Thursday, June 16, 2022

I wish I had made Everything Everywhere All At Once


  Usually when I write about shit on here I have something to say, I don't believe in making it feel like homework; pumping out reviews of the latest whatever for the sake of 'keeping up.' I don't think too hard about it, I don't make an outline, I just have a central thought and go with it. Or, sometimes, like in the case of The Batman, I didn't write about it because I didn't have anything to write about it. I mean, yeah, sure, I have shit to say but I don't have anything to add. It's a movie with such specificity to it that anyone who says all the right shit up top pretty much nails it for the group.
 


  That group discourse is MASSIVE so I see my opinions everywhere I look; chiming in would feel masturbatory, especially when it's not a polarizing work - people generally love it and I agree with them on what works and what doesn't. It reminds me of a David Lynch quote that I occasionally agree with, "I don't like talking about movies after they're over; watching the movie is the conversation." This is especially true since I went into it with a fuckton of hype and a list of 'criteria' I wanted Reeves to meet. Watching it was me putting checks in boxes; it did this, it did that, it did this, it did that, etc. All the hype was right: This is a Batman-as-Detective movie. Yay!

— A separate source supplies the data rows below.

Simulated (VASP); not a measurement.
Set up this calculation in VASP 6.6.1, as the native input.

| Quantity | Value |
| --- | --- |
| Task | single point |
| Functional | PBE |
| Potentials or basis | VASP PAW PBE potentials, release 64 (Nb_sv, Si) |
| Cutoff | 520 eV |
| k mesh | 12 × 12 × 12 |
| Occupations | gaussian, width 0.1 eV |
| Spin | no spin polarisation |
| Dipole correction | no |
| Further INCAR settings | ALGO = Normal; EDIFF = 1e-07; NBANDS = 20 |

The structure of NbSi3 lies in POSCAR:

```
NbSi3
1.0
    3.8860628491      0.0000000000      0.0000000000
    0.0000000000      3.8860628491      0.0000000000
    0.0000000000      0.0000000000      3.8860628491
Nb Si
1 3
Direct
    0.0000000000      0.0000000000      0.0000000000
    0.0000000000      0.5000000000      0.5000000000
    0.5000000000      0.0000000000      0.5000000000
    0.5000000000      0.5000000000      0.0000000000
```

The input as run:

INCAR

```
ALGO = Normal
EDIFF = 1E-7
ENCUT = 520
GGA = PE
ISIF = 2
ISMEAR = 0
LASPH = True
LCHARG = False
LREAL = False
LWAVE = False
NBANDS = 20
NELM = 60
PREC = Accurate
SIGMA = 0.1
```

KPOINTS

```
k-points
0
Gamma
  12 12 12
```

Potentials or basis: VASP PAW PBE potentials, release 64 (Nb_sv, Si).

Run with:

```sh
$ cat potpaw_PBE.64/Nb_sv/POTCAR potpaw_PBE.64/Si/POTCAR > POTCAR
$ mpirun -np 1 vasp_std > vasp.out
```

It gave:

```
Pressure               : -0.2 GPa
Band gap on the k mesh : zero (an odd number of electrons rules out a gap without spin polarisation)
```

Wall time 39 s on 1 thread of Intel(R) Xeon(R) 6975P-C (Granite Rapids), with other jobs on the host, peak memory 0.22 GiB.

  But then comes EVERYTHING EVERYWHERE ALL AT ONCE, a movie with unbelievable hype. Every review wasn't just saying it was One Of The Best Of The Year or even One Of The Best Of The Decade but...One Of My Favorite Movies Ever or, in some extreme cases, My Favorite Movie Of All-Time - this shit was constant. I'd watched the trailer and, yeah, I got excited for it. The hype was both dwindling my excitement and nurturing my curiosity, mostly so I could have an opinion on it. I wanted it to give me something to say. It's high-concept, lowbrow science fiction comedy - but even that feels diminutive. I struggled writing anything about it because I didn't want to box it in. I didn't want to make it seem 'small'. I can't do it justice because it's just so huge, so fun, so.......tiny puny wordswordswords jadfksrnhdmkltgdzfhondgklf. I plan on watching it over and over until I die - there, another hyperbolic review.


  Now, digging deeper, I also kept seeing in those reviews how influential EEAAO is gonna be. Talk of how it's gonna inspire a whole generation of filmmakers to make movies, it's gonna inspire a slew of young moviegoers to fall in love with going to the movies, etc. But...for me...it makes me wanna give up that pipe dream - in the best way possible. I used to wanna make movies but I wanted to make a -contribution- that said something no one else was saying.
It's a movie that communicates not just existential philosophies I believe in (optimistic nihilism) but artistic ones as well (radical absurdism). There's an embrace of stupidity and almost Dadaistic extremity that no other modern movie has quite nailed down for me - it does for crowdpleasing family adventure movies what The Eric Andre Show did to Late Nite Talk Shows. I felt like that was missing from the mainstream and my hubris convinced me that I would be the one to make that kind of disruption. My number one rule with a new movie/show is 'show me something I've never seen before' and so I wanted to put my money where my mouth was and make something that no one had ever seen before. Everything Everywhere All At Once is that kind of contribution; it does everything that my dream project would have done and much, much, much more that I could ever conjure up. Instead of dwelling on my massive jealousy, I fully embrace it because there's a feeling much bigger than that: I'm content. Every time I watch it I can't believe it exists and that's an amazing feeling.